With minor edits to the content, and the addition of even more dubious spray tan, the clip could have been issued this week.
Because 18 months ago, with Joe Biden well into his first term and Trump facing a mounting series of legal headaches, he had been all but written off.
No former president had ever been indicted by a criminal court, not least on charges of election interference and smuggling confidential documents out of the White House and into a lavatory. Only one former president had ever been voted out of office and returned in a subsequent election.
Against the odds, Trump turned his legal challenges into a campaign tool. “In the end, they’re not coming after me. They’re coming after you – and I’m just standing in their way,” he said, after receiving his first federal indictment in June. The line has since become one of his favourites.
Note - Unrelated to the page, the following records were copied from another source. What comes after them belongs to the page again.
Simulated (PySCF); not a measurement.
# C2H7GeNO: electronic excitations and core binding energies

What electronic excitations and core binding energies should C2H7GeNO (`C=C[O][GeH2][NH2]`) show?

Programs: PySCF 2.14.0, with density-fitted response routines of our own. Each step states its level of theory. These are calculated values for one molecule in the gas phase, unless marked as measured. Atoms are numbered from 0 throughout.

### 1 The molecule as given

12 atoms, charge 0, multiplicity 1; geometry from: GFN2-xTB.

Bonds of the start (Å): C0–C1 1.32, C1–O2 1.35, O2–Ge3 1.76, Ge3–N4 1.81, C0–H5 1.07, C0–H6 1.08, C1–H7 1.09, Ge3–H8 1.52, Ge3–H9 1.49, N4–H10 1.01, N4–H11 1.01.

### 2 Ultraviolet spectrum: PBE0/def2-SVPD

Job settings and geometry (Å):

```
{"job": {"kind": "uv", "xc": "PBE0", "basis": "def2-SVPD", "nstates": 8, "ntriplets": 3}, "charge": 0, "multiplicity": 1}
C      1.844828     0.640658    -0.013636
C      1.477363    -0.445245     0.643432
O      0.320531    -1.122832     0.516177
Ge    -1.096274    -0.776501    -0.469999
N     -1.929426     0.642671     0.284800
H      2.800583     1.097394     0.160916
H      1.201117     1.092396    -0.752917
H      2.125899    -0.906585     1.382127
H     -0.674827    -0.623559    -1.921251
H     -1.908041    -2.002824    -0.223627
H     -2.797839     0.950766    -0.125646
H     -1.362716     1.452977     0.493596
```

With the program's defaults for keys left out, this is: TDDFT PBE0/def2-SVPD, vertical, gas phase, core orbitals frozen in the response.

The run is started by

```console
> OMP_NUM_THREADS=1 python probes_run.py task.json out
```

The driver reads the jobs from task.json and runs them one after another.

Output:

Trump’s MAGA base, long used to his claims of government corruption after the “stolen” 2020 election, rose to his support. By the end of 2023, his approval ratings had increased by almost 10 points.
Eric von Muenster, a college-educated Republican who went to a Nikki Haley rally in Iowa earlier this month, came away disappointed and summarised the sentiment among a growing portion of the American electorate.
“Trump’s my guy. He’s a fighter,” he said.
But while Trump has reactivated his base, painstakingly built in the lead-up to the 2016 election, the addition of new voters is a more recent phenomenon.
Make the economy great again
The latest data shows it is not just among Republicans, but voters at large, where he is making gains, and it is among the groups where he had the least support in 2016 where his numbers have risen the most.
They include women, ethnic minorities, moderates, graduates and millennials.
Karlyn Bowman, a public opinion analyst at the American Enterprise Institute, said much of Trump’s appeal to new supporters can be explained by his strong performance on the economy.
In the three years since Biden took office, his administration has been plagued by persistent inflation that has driven American consumers away from the Democrats.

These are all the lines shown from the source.